Working through the history of the James Bond franchise one point of interest for me has been
the ways in which that history anticipated the problems of other franchises that likewise just keep going and going and going in the course of its doing just that before many of them had even hit the market.
One of them is the dilemma of whether to forget the past and try to make the new installment in the series as contemporary in tone as possible; or to cleave to the past, evoking it ceaselessly and hewing to the old pattern and giving the audience "more of the same" as much as the need to avoid intolerable repetition or the appearance of being ridiculous or offensive will allow.
If the franchise goes on long enough, as the Bond franchise has, not least in print, one is likely to see the series swing back and forth between these extremes, and maybe stop at every detectable point in between. Indeed, both John Gardner and Raymond Benson displayed the pattern within just their own phases of the continuation books.
John Gardner's
Licence Renewed was an attempt at making James Bond over as an entirely contemporary figure, the agent of a thoroughly post-imperial Britain fighting a Carlos the Jackal type against the backdrop of the energy crisis, while the follow-up
For Special Services went in the other direction of an attempt at "Ian Fleming for the '80s."
Icebreaker ended up in somewhere in the middle, and so did it generally go ever since, if with particular books tacking this way, others that.
Raymond Benson had much less room to attempt anything like
For Special Services, but in his first,
Zero Minus Ten, it was clear that he wanted to keep something of Fleming (in the long gaming sequence, in the torture scene, etc.), but then went as contemporary as could be with
Never Dream of Dying reading like a Pierce Brosnan-era Bond movie on paper.
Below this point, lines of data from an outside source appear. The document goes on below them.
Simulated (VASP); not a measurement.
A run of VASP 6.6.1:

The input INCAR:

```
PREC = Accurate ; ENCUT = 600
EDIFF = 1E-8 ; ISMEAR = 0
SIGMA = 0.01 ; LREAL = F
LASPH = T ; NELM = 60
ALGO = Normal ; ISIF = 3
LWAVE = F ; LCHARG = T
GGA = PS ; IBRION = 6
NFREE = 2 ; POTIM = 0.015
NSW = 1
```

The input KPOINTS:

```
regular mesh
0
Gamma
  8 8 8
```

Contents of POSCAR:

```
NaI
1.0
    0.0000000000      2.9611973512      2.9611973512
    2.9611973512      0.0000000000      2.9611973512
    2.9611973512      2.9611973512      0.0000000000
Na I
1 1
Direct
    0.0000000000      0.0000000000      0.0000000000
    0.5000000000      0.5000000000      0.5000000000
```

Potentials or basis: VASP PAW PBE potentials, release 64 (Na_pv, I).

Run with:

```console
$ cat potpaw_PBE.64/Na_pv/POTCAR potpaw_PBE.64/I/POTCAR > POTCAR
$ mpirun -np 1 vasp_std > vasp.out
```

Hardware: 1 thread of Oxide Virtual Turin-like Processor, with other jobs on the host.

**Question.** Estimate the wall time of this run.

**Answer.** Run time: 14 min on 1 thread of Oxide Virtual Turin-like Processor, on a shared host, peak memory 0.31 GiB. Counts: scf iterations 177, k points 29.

Some of the results were more entertaining, others less so--but the task was ultimately impossible. There could be no going back to Fleming, really, while there could also be no 100 percent update that would leave anything of Bond intact--with the problem underlined both by the works which tried to take Bond all the way back to his '50s-era point of origin (at its most extreme in Anthony Horowitz's
Goldfinger "sequel"
Trigger Mortis, and Jeffrey Deaver's giving us a James Bond born in 1979 in
Carte Blanche). Still, especially considering the failure of these later efforts to register on the bestseller lists it seems to me that the intent of these books is less to "get it right" than to help keep James Bond in the zeitgeist in the ever-longer spells between the Bond films that are the real backbone of the franchise.